Today’s Chocolate: Theo 70% Dark Chocolate
Today’s Passage: Joel 2
The second chapter of Joel begins with a trumpet warning of war, if you can call it a war.
Joel sees a vision of an advancing foreign nation, and he devotes nearly half the chapter to describing their power. Even at a distance, it’ll be clear to the people of Israel that they’re terrifyingly outclassed by the coming army; Joel prophesies, “Before them the people are in anguish; all faces turn pale” (6). These are disciplined soldiers, besieging cities with ease, and their power even shakes heaven and earth with apocalyptic might. And on top of that, they’re sanctioned by God.

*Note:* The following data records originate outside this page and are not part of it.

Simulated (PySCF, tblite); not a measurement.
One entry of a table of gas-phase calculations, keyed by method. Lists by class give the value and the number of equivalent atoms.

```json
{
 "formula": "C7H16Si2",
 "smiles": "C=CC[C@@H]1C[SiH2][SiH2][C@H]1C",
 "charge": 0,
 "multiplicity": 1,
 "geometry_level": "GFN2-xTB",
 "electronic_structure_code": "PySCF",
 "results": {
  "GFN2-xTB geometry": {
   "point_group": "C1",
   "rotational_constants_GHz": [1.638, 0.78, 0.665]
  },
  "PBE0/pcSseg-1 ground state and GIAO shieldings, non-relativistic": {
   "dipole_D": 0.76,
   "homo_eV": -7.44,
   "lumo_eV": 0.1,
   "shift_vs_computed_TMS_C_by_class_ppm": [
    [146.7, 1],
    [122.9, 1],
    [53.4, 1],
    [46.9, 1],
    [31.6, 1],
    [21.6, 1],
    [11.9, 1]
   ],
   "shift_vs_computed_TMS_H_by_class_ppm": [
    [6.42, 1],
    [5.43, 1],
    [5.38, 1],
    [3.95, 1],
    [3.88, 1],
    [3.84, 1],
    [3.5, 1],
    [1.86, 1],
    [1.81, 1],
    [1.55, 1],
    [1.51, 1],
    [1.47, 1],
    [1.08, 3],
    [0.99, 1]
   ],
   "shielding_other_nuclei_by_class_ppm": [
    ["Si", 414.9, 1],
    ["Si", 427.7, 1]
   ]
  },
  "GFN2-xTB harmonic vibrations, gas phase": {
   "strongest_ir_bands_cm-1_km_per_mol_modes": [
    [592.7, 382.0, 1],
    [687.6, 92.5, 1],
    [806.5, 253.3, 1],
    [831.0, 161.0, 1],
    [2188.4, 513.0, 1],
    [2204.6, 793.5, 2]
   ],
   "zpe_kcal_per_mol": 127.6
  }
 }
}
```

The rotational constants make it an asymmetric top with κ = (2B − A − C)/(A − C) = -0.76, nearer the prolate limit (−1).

That’s right: Israel may be God’s chosen people, yet this army that will march against them belongs to the Lord. Joel tells us: “The Lord utters His voice before His army; surely His camp is very great, for strong is he who carries out His word. The day of the Lord is indeed great and very awesome, and who can endure it?” (11). These advancing soldiers belong to God just as much as the Hebrew nation of Joel’s day, at least when you view the army as an instrument of the Almighty’s judgment. It’s a huge blow to Israelite pride that God would consider them so unfaithful to his calling as to sanction a foreign army against them, even calling the opposition’s forces his own.
And, as in chapter one, the prophecy doesn’t specify the particular charges of Israel’s wrongdoing. Joel simply enjoins his countrymen to beg God for mercy. Speaking for God, he commands, “‘Yet even now,’ declares the Lord, ‘Return to Me with all your heart, and with fasting, weeping and mourning'” (12). Like a child who knows exactly what he’s done wrong and is waiting for the other shoe to drop, there’s nothing for Israel to do but cop to the crime, repent, and throw one’s national self on God’s compassion.
And God’s got the compassion. If his people ask him to spare them, he’ll spare them. If, as Joel urges them to, they say, “Spare Your people, O Lord, and do not make Your inheritance a reproach” (17), God promises to rescind his punishments: “The Lord will answer and say to His people, ‘Behold, I am going to send you grain, new wine and oil, and…I will remove the northern army far from you” (19-20). They’ll have crops and vineyards again: locust revokus. And the army of God’s wrath? Wrapped up. God promises to turn the situation around if Israel will simply turn from their sin: “I will make up to you for the years that the swarming locust has eaten, the creeping locust, the stripping locust and the gnawing locust, my great army which I sent among you” (25). They may deserve their punishment, but if they return to God, he’ll make their suffering up to them with prosperity as if it were a debt.
That’s the Day of the Lord, says Joel. It can be judgment for you, or it can be rescue. Repent and escape, receiving God’s mercy, or persist in your sins and suffer the consequences. And we all know which one Joel is hoping his people will choose.